Sasha: I was 18 just turning 19.

Lewis: That’s starting to like get old in the competition world right?

Sasha: It is I mean it’s definitely in your competition prime I would say you’re about 16 to 22.

Lewis: Okay, so you won the world championship is that always the goal as a kid? Just like to go, be on the USA team win the world championships?

Sasha: Yeah, I mean my goal as a kid was like win nationals or like climb 514 which is a number in climbing that number on the grade scale 5 point scale. So, as you progress up numerical scale it becomes numerically more challenging.

Lewis: How you go.

Sasha: Yeah, exactly.

Lewis: 5.0 is?

Sasha: 5.0 is super easy it’s like slob like walking on climber.

Lewis: Really? So I could do that?

Sasha: You could definitely do higher grades than that.

Lewis: Okay.

Sasha: And then as you get into 510 that’s when it starts getting more technically challenging. So the grades breaks into sub categories of (A, B, C, D) that’s 5.10A and then 5.10B is harder than 5.10A and that goes up to 5.15.

Lewis: That’s like the hardest grade, is that like straight up?

Sasha: Basically like there’s like minimal holds and like a challenging angle and I mean the beauty of climbing is you fall a million times before piecing together something that you are working on. So one question I get asked a lot is do you ever fall? And it’s ironic to me because I fall all time, I’m not free soloing my discipline is free climbing. So free climbing and free soloing the difference is I have a rope so if I fall I fall into the rope and I’m totally safe.

Lewis: But you fall and hit a rock still right?

Sasha: Ideally not like you fall into air or you kind of like pendulum softly into the rock.

Lewis: Really?

Sasha: Yeah, so if you’re climbing you have different points of security along the way and you’re basically clipping a carabineer into the rock and then you clip your rope into that carabineer and then if you fall you basically fall into your lowest carabineer.

Lewis: 3 feet 6 feet?

Sasha: Yeah, it could be like 60 feet it could be 10 feet, like 60 feet could be like major fall.

Lewis: You drop that far before?

Sasha: Definitely takes some big rope falls.

Lewis: 60 feet?

Sasha: Ideally you’re falling from air and that’s like.

Lewis: So, you’re not gonna fall and hit a rock, you’re falling and then just like in air?

Sasha: Yeah and a lot stressing your climbing partner because it’s the (?) responsibility to give you a good catch. So like give into the dynamism of the rope.

Lewis: How do you get back if you falling into air I’m assuming like angle like up-side-down. So how do you actually get back to the rock?

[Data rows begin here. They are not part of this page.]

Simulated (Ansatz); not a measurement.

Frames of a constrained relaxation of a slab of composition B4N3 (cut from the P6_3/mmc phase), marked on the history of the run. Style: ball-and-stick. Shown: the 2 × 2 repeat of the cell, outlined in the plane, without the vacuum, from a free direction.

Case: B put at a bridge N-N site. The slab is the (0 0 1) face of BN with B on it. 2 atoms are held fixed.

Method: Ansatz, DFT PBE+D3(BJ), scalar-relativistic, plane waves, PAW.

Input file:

Sasha: So, if you took like a really big fall you ideally have what’s called a (?) to ascend the rope and that’s like just you put it into the rope and climb up on the rope, if it’s not too big of a fall or you can reach the rock then you just kind of pull in the rope yourself, but in order to successfully ascend a climb like surfers wave you have to start at the bottom and reach the top without falling. So where there’s like what I’ve gotten into the last few years is big wall climbing and that’s multiple role playing on top of each other so you could be spending like multiple days on the cliff face and in order to successfully free climb something, you need to not fall once. So if you start from the bottom and you reach the top maybe it’s like 3,000 feet or something then everything in consecutive order has to be done perfectly.

Lewis: Or if you fall once it won’t catch you and bring you down once?

Sasha: Then you have to go back down.

Lewis: All the way back down?

Sasha: The last pitch and each pitch is broken up by rope.

Lewis: How far is that?

Sasha: Could be like 150 feet or so really depends.

Lewis: So if you fall 150 feet is that, people do that?

Sasha: Oh you wouldn’t fall that far that’s like the link of the entire pitch, hopefully you don’t fall 150 feet.

Lewis: If you fell 6 feet you gonna do that whole? Go back down?

Sasha: Yeah and that happens all the time. So you’ll learn a lot about like patience and the process because it’s kind of like putting together jigsaw puzzle you have all these different pieces and all these like link cliff phase sequences to put together and try and figure out how to get through this one passage like really challenging.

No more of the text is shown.